California schools refining focus to fill in-demand jobs

150 150 Ed Coghlan

Solar installation class at a CET center. (Photo Credit: Center for Employment Training)

The number one issue in California is very clear: “It’s jobs and the economy!”

That’s what a Vice Chancellor of the California Community Colleges told a National Council of La Raza (NCLR) national workforce development meeting this week in Los Angeles, which attracted 300 representatives of business development, academia and community-based organizations from around the county.

“Sixty-seven percent of likely voters think that state’s job and economy are the most important issues facing California today,” said Van Ton-Quinlivan. She cited a recent Public Policy Institute of California poll.

What is becoming more apparent nationally and statewide is the skills gap that exists between available jobs and workers to fill them. And it’s the Community Colleges that are trying to leap into that breach and improve our workforce training in the country.

“We are laser focused on what our local industries need,” Lou Anne Bynum, Executive Vice President of Long Beach Community College told the NCLR attendees. Her school has ongoing discussions with public and private sectors in the Long Beach area to make sure that Career Technical Education at LBCC is meeting the regional needs.

It’s those regional needs that Ton-Quinlivan was emphasizing in her discussion this week. There are fifteen distinct economic regions in California and not all of them demand the same skills from their workforce. But they do demand that workers be prepared.

In fact, Ton-Quinlivan said that the community colleges have distinct goals in workforce preparation:

“We want to supply skilled workers, create relevant credential for those workers, get Californians into open jobs and to ensure our students success in the workforce,” she said.

When the California Economic Summit was held in May, it developed seven signature initiatives to help improve the state’s economy and to spur the creation of new jobs. Not surprisingly, workforce development was one of the leading issues.
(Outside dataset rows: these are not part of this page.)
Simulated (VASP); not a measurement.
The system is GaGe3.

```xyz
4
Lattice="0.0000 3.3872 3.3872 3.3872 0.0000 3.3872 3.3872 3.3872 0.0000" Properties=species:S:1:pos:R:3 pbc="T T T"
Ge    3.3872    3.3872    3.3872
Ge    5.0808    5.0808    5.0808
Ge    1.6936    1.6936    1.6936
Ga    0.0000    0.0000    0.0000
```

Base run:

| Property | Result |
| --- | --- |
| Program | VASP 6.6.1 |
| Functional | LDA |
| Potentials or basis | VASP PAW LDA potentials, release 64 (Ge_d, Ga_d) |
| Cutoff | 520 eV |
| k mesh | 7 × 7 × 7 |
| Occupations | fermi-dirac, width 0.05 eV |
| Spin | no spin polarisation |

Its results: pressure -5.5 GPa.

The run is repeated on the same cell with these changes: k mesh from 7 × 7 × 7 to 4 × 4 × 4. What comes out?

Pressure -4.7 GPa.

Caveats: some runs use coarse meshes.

The Summit emphasized the regional nature of the state’s economy. Because what drives the economy of the Central Valley is different in many ways that what drives the economy of Silicon Valley, the nature of workforce training becomes regional.

The Vice Chancellor highlighted the Community College’s own regional effort, the Critical Conversations forums being held around the state this fall in each of the economic regions with public and private employers. 

“Thus, California’s workforce system needs to refocus its training by economic sector and by regions, which is what we are doing a better job of.”